I always liked the stories of Akbar and Birbal. Akbar was one of the great Mughal emperors of ancient India and Birbal was an adviser in his court. The tales of Akbar and Birbal depict Birbal outsmarting his rival courtiers and sometimes even Akbar by using his wit and intelligence. More recently, Sharath Komarraju came up with his own rendition of one of the popular Akbar-Birbal stories in the form of a book titled ‘The Crows of Agra’. However, this version is different than the original story. In this adaptation, Birbal plays the role of a detective. As an ardent fan of Akbar-Birbal stories, I truly got excited when I got an offer to read and review this book. Birbal playing the role of a detective created a certain sort of anticipation in my mind. And, I am delighted to inform you that this book did not disappoint me. I enjoyed the story-line, as well as the way in which the story was portrayed.
The book under review is a typical murder mystery set in the formative years of Akbar. As mentioned above, Birbal plays the role of a sleuth here. With a tightly structured plot the book keeps you hooked till the end of the story. In fact, the book under review has all the components that you generally find in Agatha Christie’s close door murder mysteries. You will find an intriguing homicide with a number of suspects. In place of Hercule Poirot or Miss Marple, there is Birbal to solve the case. The needle of suspicions will move from one character to another, and finally the main culprit will be revealed at the end. While the ending of this book will not take the wind out of your sails, you will certainly not get disappointed. This is the beauty of this book. This book satisfies you, but in a different way. I am not going to reveal any part of the main story-line as it may act as a spoiler.
Sketching of different characters in a book plays a very important role in the overall success of a book and Sharath has given enough attention to develop different characters in ‘The Crows of Agra’. Every character is not only unique, but also is well-drawn. These characters, in turn, help in the development of the plot in the book. The language in the book is simple but effective. The author has avoided the use of complicated words. However, there are some typos, which could have been avoided by passing the book through another phase of tight editing. The cover of the book is great. Blurb has also been done well.

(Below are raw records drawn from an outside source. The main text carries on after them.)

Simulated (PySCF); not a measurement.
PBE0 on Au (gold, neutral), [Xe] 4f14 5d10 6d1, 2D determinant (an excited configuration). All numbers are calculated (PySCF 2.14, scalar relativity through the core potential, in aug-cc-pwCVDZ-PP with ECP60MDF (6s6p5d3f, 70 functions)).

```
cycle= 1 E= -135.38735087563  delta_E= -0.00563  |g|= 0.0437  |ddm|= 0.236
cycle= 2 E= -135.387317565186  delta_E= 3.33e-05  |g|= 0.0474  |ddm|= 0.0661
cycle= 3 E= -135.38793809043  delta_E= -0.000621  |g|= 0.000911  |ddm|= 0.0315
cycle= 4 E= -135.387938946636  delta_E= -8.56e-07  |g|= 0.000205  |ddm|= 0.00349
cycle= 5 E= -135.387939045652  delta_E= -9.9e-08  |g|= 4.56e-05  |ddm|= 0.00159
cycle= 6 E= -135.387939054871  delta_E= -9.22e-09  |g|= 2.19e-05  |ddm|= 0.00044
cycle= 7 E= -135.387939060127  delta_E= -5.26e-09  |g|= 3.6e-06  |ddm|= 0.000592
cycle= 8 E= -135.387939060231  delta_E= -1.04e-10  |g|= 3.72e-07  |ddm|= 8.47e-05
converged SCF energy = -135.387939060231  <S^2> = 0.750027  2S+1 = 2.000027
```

Some of the readers may get disappointed if they compare the events described in this book with actual historical events. Therefore, my advice to all of you will be to enjoy this book as a work of fiction only. In fact, the author of this book says the same forthright in the book and, therefore, should not be blamed for any historical inaccuracy visible in the book.
I really liked this book, and I do hope that more installments of Akbar-Birbal stories where Birbal is acting as a detective will come out in future.